West Africa faces acute food shortages
quarta-feira, abril 19, 2023
The number of people without regular access to safe and nutritious food is expected to reach 48 million during the June-August lean season, according to a regional food security analysis presented by the UN's World Food Programme (WFP), humanitarian agency OCHA, Food and Agriculture Organization (FAO) and children's agency UNICEF.
This is driven in part by the plight of countries in the semi-arid Sahel region south of the Sahara desert, including Mali and Burkina Faso, which are fighting an Islamist insurgency that has killed thousands and displaced some 2.5 million.
A record 45,000 people in the Sahel are expected to face a catastrophic famine, a level just below hunger, according to the agencies.
The fighting has cut off food supply routes in parts of the Sahel and other flashpoints around Lake Chad and in the Central African Republic, said Alexandre Lecuziat, WFP's senior emergency preparedness and response consultant. "We see areas completely blocked," he told a joint news conference in Dakar, explaining how the high cost of renting helicopters to reach these zones depletes the funds available for the purchase of food.

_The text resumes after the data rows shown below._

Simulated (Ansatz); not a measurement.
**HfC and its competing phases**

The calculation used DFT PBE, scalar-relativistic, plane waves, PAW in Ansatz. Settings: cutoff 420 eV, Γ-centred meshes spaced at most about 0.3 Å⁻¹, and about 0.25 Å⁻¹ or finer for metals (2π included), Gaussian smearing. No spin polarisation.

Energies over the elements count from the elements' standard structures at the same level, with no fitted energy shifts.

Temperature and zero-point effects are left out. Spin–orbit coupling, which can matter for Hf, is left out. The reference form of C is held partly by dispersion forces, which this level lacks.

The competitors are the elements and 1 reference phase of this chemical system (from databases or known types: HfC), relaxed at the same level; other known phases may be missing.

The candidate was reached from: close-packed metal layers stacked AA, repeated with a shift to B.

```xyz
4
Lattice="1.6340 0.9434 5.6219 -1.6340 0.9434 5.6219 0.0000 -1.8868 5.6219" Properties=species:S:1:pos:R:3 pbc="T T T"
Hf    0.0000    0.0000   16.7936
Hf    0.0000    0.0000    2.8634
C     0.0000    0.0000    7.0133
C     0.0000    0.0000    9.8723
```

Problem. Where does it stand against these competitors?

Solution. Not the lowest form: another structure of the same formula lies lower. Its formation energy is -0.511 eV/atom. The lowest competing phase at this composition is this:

Overall, WFP faces a $900 million deficit this year in the region, he said. The predicted food shortages mean that about 16.5 million children under the age of five face acute malnutrition this year, according to the analysis.
The region's dependence on imports has made it vulnerable to high global inflation rates, although many parts of West Africa saw better rainfall in 2022 and an increase in cereal production.